[EMAIL PROTECTED] wrote:
>
> I have glibc-2.1.2 also. That is the version I have seen mentioned in
> connection with this. RH 7.0 has a later glibc, does it not?
> I guess I should start looking for a patch path forward from 2.1.2.
I think I've found the problem. It seems to be a bug in glibc 2.1.2.
If a dlopen() call fails, it sets an internal variable to point to a
string describing the error (for later retrieval with dlerror()). If
you then call dlopen() again, without calling dlerror() in between to
clear the error status, dlopen() will free the string. Then it tries to
load the library, and sets the internal variable again depending on
whether the open succeeded or failed. However, during the time that its
trying to load the library, it keeps this internal variable pointing to
a now-freed block of memory. As we call dlopen() again before the
loading of the library finishes, it tries to free the same memory twice.
Here is a bit of the code from glibc 2.1.2:
---
if (result->errstring != NULL)
/* Free the error string from the last failed command. This can
happen if `dlerror' was not run after an error was found. */
free (result->errstring);
result->errcode = _dl_catch_error (&result->errstring, operate, args);
---
_dl_catch_error ends up eventually recursively invoking this same
function, and, result->errstring hasn't been reset yet. The code from
glibc 2.2 looks like:
---
if (result->errstring != NULL)
{
/* Free the error string from the last failed command. This can
happen if `dlerror' was not run after an error was found. */
if (strcmp (result->errstring, "out of memory") != 0)
free ((char *) result->errstring);
result->errstring = NULL;
}
result->errcode = _dl_catch_error (&result->objname, &result->errstring,
operate, args);
---
Where they seemed to have addressed this issue.
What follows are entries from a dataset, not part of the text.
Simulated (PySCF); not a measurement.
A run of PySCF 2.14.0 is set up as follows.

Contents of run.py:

Short of forcing everyone to upgrade to glibc 2.2, we can work around
this issue in Wine. We can make sure that we call dlerror() after every
(failed) dlopen() call, even if we throw away the return. This will
clear the error state, and everything should work well. Another option
is to simply call dlerror() immediately before any dlopen() call to make
sure that the error state is clear before going in. The first option
seems cleaner. However, its complicated by the fact that there are
dlopen() calls in multiple places, and sometimes the callers assume that
dlerror() will return meaningful results after the failure of a
wine-internal routine that calls dlopen(). We have ELFDLL_dlopen() and
wine_dll_load() where callers can use dlerror() after return. There is
also wine_dll_load_main_exe() where callers apparently don't call
dlerror(). And then there is a dlopen() call off by its lonesome in
dlls/odbc32/proxyodbc.c which doesn't call dlerror(), and which seems to
be missing the HAVE_DL_API protection (unless this isn't compiled at all
in that case?).
Is there any planned direction for this code? For instance, is the
stuff in loader/elfdll.c going to go away now? Perhaps if we could
isolate all the calls to dlopen() in one place, we could use a better
error reporting mechanism that using dlerror(). Doing it the way we do
now requires HAVE_DL_API checks around to see if we can safely call
dlerror(). And its prone to problems as putting dlerror() calls in
lower level routines can break routines that are higher up. We could
save the return from dlerror() and then give it out to anyone who asked
for it. Of course, this would have to be made thread safe, which is a
pain. Or we could make the functions that call dlerror() take an extra
parameter, char **error, and put if (error) *error = dlerror(); inside.
Thoughts?
(BTW, inserting a dlerror() call right before
if (!ret) ret = dlopen( buffer + dll_path_maxlen + 1, RTLD_NOW );
in library/loader.c hacks around the problem for me for now).
--
James Abbatiello